Question

Solve $\sqrt {24 - 10x} = 3 - 4x$

Answer 1

Hint: Take the given expression, and first remove square root by taking the square of the terms. use the identity for the whole square for the difference of two terms and the required term for the subject by finding the factors of the term.

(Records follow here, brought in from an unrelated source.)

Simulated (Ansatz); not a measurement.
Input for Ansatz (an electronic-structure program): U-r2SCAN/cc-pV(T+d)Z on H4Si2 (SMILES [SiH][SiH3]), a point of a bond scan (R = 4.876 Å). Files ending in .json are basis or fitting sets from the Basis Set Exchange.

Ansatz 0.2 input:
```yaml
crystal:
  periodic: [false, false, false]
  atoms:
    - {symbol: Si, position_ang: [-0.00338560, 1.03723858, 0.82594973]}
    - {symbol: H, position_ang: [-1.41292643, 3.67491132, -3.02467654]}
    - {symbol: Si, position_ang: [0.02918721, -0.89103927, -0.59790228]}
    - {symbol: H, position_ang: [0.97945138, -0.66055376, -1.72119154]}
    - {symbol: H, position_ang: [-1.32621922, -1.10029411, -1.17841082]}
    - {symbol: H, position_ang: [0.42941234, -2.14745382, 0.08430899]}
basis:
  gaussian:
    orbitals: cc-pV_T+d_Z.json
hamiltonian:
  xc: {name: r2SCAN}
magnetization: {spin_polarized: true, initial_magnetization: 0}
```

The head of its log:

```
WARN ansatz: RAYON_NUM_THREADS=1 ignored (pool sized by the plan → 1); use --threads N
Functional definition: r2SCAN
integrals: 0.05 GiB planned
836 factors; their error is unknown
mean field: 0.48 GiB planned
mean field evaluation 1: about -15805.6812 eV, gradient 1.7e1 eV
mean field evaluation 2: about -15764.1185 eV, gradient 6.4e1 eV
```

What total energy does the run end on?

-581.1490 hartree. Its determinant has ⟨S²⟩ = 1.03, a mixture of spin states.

Complete step-by-step answer:
Take the given expression: $\sqrt {24 - 10x} = 3 - 4x$
Take the square on both the sides of the equation –
${\left( {\sqrt {24 - 10x} } \right)^2} = {\left( {3 - 4x} \right)^2}$
Square and square root cancel each other on the left hand side of the equation and apply the identity for the whole square of the difference of two terms.
$24 - 10x = {(3)^2} - 2(3)(4x) + {(4x)^2}$
Expand the above expression, placing the values for the square of the terms in the above equation.
$24 - 10x = 9 - 24x + 16{x^2}$
Move all the terms on one side of the equation. When you move any term from one side of the equation to the opposite side then the sign of the terms also changes. Positive term changes to negative and vice-versa.
$0 = 9 - 24x + 16{x^2} - 24 + 10x$
Combine like terms together in the above expression –
$\underline { - 24x + 10x} + 16{x^2} - \underline {24 + 9} = 0$
When you combine like terms with two different signs then you have to do subtraction and give a sign of the bigger number to the resultant value.
$16{x^2} - 14x - 15 = 0$
Split the middle term for the above expression –
$16{x^2} - \underline {24x + 10} x - 15 = 0$
Make the pair of first two terms and the last two terms in the above expression –
$\underline {16{x^2} - 24x} + \underline {10x - 15} = 0$
Take common multiple common for the paired terms in the above expression –
$8x(2x - 3) + 5(2x - 3) = 0$
Take out common term common from the above expression –
$(8x + 5)(2x - 3) = 0$
Now,
$
  8x + 5 = 0 \\
  8x = - 5 \\
  x = - \dfrac{5}{8} \;
 $

or

$
  2x - 3 = 0 \\
  2x = 3 \\
  x = \dfrac{3}{2} \;
 $
Hence, the required value is $x = - \dfrac{5}{8}$and $x = \dfrac{3}{2}$
So, the correct answer is “Option B”.

Note: Be careful to split the middle term, it should be in such a way that the product of the middle term should be equal to the product of the first and the last terms. Also, the term is multiplicative if moved to the opposite side then it goes to the denominator.